Petroleum Museum offers summer fun for kids

Petroleum Museum offers summer fun for kids

The Petroleum Museum isn’t just for tourists anymore.

This summer, children have a chance to discover exciting information about chemistry and the Permian Basin area with the museum’s special twist on learning.

The museum offers a Harry Potter Science Camp next week, a Wild Wild West Adventure Camp in July and a movie camp that runs every Tuesday through Aug. 8.

Cheryl Ross, education and program director at the museum, said the Harry Potter Science Camp offers ”hocus pocus with a chemistry focus.”

Ross said the program promises a week of fun and learning starting Monday.

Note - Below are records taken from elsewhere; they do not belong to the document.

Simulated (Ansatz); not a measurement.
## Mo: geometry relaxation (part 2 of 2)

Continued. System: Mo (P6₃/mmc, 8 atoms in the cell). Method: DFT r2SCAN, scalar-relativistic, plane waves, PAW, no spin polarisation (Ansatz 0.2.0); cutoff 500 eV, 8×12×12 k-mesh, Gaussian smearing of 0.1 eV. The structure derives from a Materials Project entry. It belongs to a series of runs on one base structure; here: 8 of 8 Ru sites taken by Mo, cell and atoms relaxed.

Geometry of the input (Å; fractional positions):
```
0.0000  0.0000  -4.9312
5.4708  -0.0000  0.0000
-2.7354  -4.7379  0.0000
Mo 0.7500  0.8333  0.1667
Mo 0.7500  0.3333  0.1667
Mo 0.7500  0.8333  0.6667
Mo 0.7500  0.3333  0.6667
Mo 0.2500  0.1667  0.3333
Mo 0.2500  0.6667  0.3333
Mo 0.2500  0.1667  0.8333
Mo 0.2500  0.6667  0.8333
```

When children first arrive at camp, they receive a robe and cauldron and are put into ”houses” similar to the Harry Potter series for lab experiments.

”That is an instant way for them to make friends, especially if they come by themselves,” Ross said.
The weeklong array of events includes activities such as ”Disappearing Acts” where students learn about different chemical solutions and their reactions with different substances.

They also will learn how to move objects with ”magic wands” and study elements of the periodic table on ”Spells and Potions” day.

Lana Cooper said her son, Christopher, loved the Harry Potter science camp last year.
”My son has read all of the Harry Potter books, and he loved the way they did it,” she said. ”People are always saying kids need to learn more math and science, and they’re teaching the kids in a way that is fun for them to learn.”

Later, in July, the Wild Wild West Adventure Camp classes will offer hands-on learning experience about the Midland and Odessa areas, Ross said.

The first day, children will get a chance to live like an American Indian where they will make vests, learn American Indian signs and hang out in a life-size teepee.

Campers also will have a chance to learn about drilling rigs where they will climb on a modern oil rig, wear hard hats and learn to identify all the parts of a drilling rig.

The Wild Wild West Adventure camp also will give children the chance to collect samples of plant life native to Texas, learn about Texas wildlife and participate in the museum’s version of a Texas rodeo.

Both camp sessions have snack time, where campers will eat something related to whatever activity they are doing that day.

”I would recommend parents to send their kids,” Cooper said. ”It’s highly supervised and they’re learning something that could be boring in a fun way. And this gives them something to do during the day.”